Design and documentation journal for my interactive fiction (text games); also reviews and other miscellaneous stuff.

Saturday, November 14, 2009

Food and measuring food

Looks like the time vs. time of day typo really was the big issue. The lesson of this story: never blame other people before checking over your own work very, very carefully. And don't leap to conclusions about what's broken - it's likely something very silly.

I can't quite wrap my head around how I want to do hunger yet. A lot of animals, especially grazing animals, seem to eat a lot. That is, they'll kind of hang out and nibble for a lot of hours. So they need regular access to food, and aren't going to eat the few pounds of hay/grass in one minute-long turn.

I'm tempted to say that the sheep will need access to adequately nutritious pasture for a certain number of hours a day, or they'll need a certain quantity of supplemental feed (probably in the barn). This gets a little dicey, since it requires looking at some hard numbers and deciding how I'm going to handle weights and measures and stuff. Since I don't quite have that crystallized, I'm going to work on some other stuff for now.

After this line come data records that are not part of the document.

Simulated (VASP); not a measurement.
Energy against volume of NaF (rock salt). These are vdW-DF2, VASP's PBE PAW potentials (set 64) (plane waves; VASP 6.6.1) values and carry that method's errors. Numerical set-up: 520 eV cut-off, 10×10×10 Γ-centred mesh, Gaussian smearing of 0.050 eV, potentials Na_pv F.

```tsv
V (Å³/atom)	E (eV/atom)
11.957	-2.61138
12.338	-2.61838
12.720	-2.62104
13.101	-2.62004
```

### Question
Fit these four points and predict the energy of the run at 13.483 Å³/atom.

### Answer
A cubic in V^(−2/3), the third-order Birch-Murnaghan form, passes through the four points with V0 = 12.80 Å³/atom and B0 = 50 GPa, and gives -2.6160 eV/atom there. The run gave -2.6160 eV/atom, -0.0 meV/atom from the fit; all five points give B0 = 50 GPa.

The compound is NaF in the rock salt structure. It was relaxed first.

Before I handle harvest-type things, I need to set up a basic weights and measures system. I've got the most basic weight and volume set-up now, but it's not up to handling hay harvest, much less apple harvest. Part of the difficulty I'm having is that the measures are radically different across the world, plus there's some weird farm measures, like bushels.

I considered breaking this down to "meal-units" - the amount of food a person would reasonably eat in a sitting - but I think that's too vague and variable. Some of the factors I'm juggling:
Storage - Assuming the player will set aside space for storage of foods for both people and animals, what does that look like? What's a bushel of wheat vs. a sack of wheat flour vs. a "pile" of hay? (How big is a ton of hay, anyway?)
Quality - high quality hay has more nutritional value than low quality hay, and in real life, an animal fed high quality hay will eat less of it, and/or require less supplemental feeding
Carriable/describle quantities - I want the character to be able to visualize and handle the quantities of food we're talking about, without fine tuning. So not "You feed 2.5 grams of wheat to the chicken. She's thrilled!" but "You scatter a handful of grain for the flock." How much hay does a sheep eat a day? An armful? A flake? Half that? Would there even be hay flakes if there's no baler?
Different kinds of foods and equivalencies - does it matter if you give chickens cracked corn vs. wheat? What about sheep on turnips rather than alfalfa?
Calories - I'm not planning on handling detailed caloric intake for the animals - probably just quantity of certain foods - but I am considering it for people-food. Eating three solid meals of spinach a day is not the same as eating three solid meals of bread and cheese. Basically, this is an extension of food equivalencies.

A lot of these issues are solved for animals if I can figure out pasturization. On the other hand, I can't assume players won't try grain-only diets for the sheep, so there needs to be some back-up systems in place. I'm not really sure how to program the different factors, so I'm setting it aside for now while I turn over different possibilities. I think if I have a clear conception of where that piece needs to go, it won't be too ugly to slot it in a bit later.